Note: This review assumes you’ve seen Trainspotting from 1996 and mentions past plot developments that could be considered spoilers of the older film.
Trainspotting was an unlikely hit when it was first released in 1996. It has remained on the IMDb Top 250 ever since. The film became an iconic standard of British pop culture in the 90s. It defined a generation much in the same way that Easy Rider or Saturday Night Fever did. The harrowing comedy-drama about heroin addicts put director Danny Boyle (Slumdog Millionaire) on the map. Even the soundtrack was such a hit it prompted the release of a Vol. 2.
Trainspotting was based on the 1993 novel of the same name by Irvine Welsh. Likewise, the sequel is very loosely based on Welsh’s 2002 follow-up Porno with elements lifted from the previous novel as well. With a nod to the way Terminator 2 is often informally referred, Danny Boyle has cheekily named his sequel T2 Trainspotting. Although the book was set 9 years after the events of the first, director Danny Boyle felt a longer wait was necessary which is why T2 is set 20 years later. The last time we saw Mark Renton he’d just swindled his pals out of £16,000 (minus the £4,000 he left to Spud). The plot is set in motion when Renton returns to Edinburgh after a 20-year absence living in Amsterdam. Sick Boy is running the Port Sunshine Pub, which he inherited from his aunt. He’s operating a videotape-then-blackmail scam with his Bulgarian girlfriend Veronika (Anjela Nedyalkova) too. His drug of choice is now cocaine. Spud is addicted to heroin. He’s lost his job. His long suffering wife (and son) have left him. He’s currently in the grips of depression. Franco Begbie is serving a 25-year prison sentence for murder. His violent disposition has not mellowed with age.
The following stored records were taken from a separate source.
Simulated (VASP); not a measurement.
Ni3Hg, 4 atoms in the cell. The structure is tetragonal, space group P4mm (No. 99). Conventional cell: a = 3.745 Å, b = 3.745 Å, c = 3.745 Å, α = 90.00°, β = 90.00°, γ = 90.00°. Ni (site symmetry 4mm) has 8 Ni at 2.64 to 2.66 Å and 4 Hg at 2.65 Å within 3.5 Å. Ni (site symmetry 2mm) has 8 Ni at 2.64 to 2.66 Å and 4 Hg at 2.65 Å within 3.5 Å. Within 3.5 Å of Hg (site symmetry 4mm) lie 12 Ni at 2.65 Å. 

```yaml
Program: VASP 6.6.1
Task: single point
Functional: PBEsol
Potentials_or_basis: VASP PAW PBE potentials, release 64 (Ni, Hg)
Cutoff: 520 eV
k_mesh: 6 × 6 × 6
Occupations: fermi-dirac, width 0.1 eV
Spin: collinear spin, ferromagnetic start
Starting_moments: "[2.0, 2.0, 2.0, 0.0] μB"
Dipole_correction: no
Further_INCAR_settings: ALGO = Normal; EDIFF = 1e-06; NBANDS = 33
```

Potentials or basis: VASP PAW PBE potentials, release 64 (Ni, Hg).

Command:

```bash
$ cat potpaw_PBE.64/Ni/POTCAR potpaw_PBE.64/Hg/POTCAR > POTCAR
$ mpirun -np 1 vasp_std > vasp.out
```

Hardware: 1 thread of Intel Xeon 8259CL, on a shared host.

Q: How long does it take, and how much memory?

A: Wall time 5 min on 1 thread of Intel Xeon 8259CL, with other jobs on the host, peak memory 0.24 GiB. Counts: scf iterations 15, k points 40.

In theory, the very idea of a sequel to a modern classic like Trainspotting sounds like a bad idea, a desecration to the sublime ambiguousness of the ending in the original. Like doing a sequel to Casablanca. Trainspotting captured lightning in a bottle. It zipped along with a comedic irreverence and exploited the inexperienced energy of a youthful cast. What made the production so magnetic was the assemblage of young talent in the form of a group of friendly reprobates played by Ewan McGregor, Ewen Bremner, Jonny Lee Miller, Kevin McKidd and Robert Carlyle. Kelly Macdonald was introduced in a brief role as a jailbait love interest.
The good news is T2 is solid fan service for aficionados of the first movie. If you’ve missed these characters to the point where you were dying to know what happened next, this story will not disappoint. To begin with, all the regulars are back. Well everyone but Kevin McKidd obviously since Tommy succumbed to HIV-related toxoplasmosis. Both director Danny Boyle and screenwriter John Hodge return also. They do a good job of honoring the memory of the previous incarnation. However, the youthful spirit of the original is gone. That’s intentional. The guys have significantly aged and the tone is more somber and world-weary. Die-hard devotees will be happy to see that the personalities of these individuals remain consistent though. That fluctuating temptation between trying to be a decent guy and scamming your friends for money is still at the heart of these lads.
T2 is an enjoyable production but principally aimed at idolizing the original for fans. The soundtrack includes remixed pieces of Underworld’s “Born Slippy (Nuxx)” and Iggy Pop’s “Lust for Life” as callbacks to the first feature. A few well-placed vignettes of old footage are strategically woven into the narrative. Additionally, much of the dialogue recalls the former film. Renton has a conversation with Veronika that references the famous “Choose Life” speech: “Choose Facebook, Twitter, Instagram and hope that someone, somewhere cares…” The pacing is equally brisk and there are plenty of random vignettes that will make you laugh. One entertaining bit has Renton and Simon distracting the clientele of a Protestant pub with an anti-Catholic chant after robbing them blind. In another scene, Renton and Begbie discover the presence of the other in a most amusing way. The scene is perfectly shot. The irreverent humor is still is there, although it’s neither revolutionary nor necessary. T2 works but it needs the other to exist. It has been fashioned as an exceptionally well-made companion piece.